Posted by M. C. on August 14, 2023

The main difference between US presidents often comes down to the narratives that the empire managers who they surround themselves with will use to explain why they need to advance the interests of the empire. Progressive president? You need to kill Syrians to advance human rights. Conservative president? You need to kill Syrians to protect national security.

One has to be careful on their uptake from a Wikipedia entry. The same with NYT, but you already knew that.

https://www.caitlinjohnst.one/p/their-similarities-matter-more-than?utm_source=substack&utm_medium=email

Caitlin Johnstone

As a result of The New York Times’ McCarthyite hit piece on antiwar leftist groups last week: 

  1. A US senator has called for government investigations of American leftist groups.
  2. A leftist news site has been banned from Twitter
  3. Neville Roy Singham’s Wikipedia page is now a mirror of the NYT piece.

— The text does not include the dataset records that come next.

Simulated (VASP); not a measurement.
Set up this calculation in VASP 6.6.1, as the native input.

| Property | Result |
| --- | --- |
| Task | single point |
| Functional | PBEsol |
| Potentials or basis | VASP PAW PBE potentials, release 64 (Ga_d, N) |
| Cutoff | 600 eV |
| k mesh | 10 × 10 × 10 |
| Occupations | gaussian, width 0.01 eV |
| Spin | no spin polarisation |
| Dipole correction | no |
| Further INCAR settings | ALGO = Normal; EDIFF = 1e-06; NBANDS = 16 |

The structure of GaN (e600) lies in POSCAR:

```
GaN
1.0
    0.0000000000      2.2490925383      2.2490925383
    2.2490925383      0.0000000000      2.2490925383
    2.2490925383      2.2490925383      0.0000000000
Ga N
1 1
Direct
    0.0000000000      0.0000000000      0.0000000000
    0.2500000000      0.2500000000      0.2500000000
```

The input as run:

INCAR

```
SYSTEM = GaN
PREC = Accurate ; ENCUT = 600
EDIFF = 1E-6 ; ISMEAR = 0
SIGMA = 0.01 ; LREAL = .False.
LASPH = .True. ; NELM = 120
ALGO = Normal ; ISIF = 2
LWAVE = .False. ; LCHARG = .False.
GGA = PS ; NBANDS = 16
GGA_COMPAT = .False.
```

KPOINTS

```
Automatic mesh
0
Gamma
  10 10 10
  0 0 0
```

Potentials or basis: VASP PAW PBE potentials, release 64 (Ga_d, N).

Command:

None of this was accidental. This was a blatant imperial narrative management operation. There will be more. The New York Times is a shitty militarist propaganda rag that somehow wound up setting the news agenda for the entire western world.

It’s still forbidden to say the US empire knowingly provoked the war in Ukraine, even though there are mountains of evidence the US knowingly provoked the war in Ukraine, and even though US officials constantly talk about how much the war in Ukraine benefits the US:

If people really understood just how much suffering and destruction is unleashed by US foreign policy, they’d stop making such a big deal about the minor differences between two political parties who always come together to support the most destructive US foreign policy decisions.

The human suffering caused by the minor differences in domestic policy between Democrats and Republicans is dwarfed by the suffering caused by foreign policy bipartisanship by orders of magnitude. The ways they are the same are vastly more significant than the ways in which they differ.

The main misconception about US presidents is that they are proactive leaders when they’re really reactive facilitators. They’re not proactively leading the government in accordance with their vision and ideology, they’re responding to and facilitating the various needs of the empire from year to year. That’s what the empire managers in their administrations are doing with their daily intelligence and national security briefings: explaining to them what the needs of the empire are on that day and what must be done to facilitate those needs, using whatever language will make a given president receptive. 

The main difference between US presidents often comes down to the narratives that the empire managers who they surround themselves with will use to explain why they need to advance the interests of the empire. Progressive president? You need to kill Syrians to advance human rights. Conservative president? You need to kill Syrians to protect national security.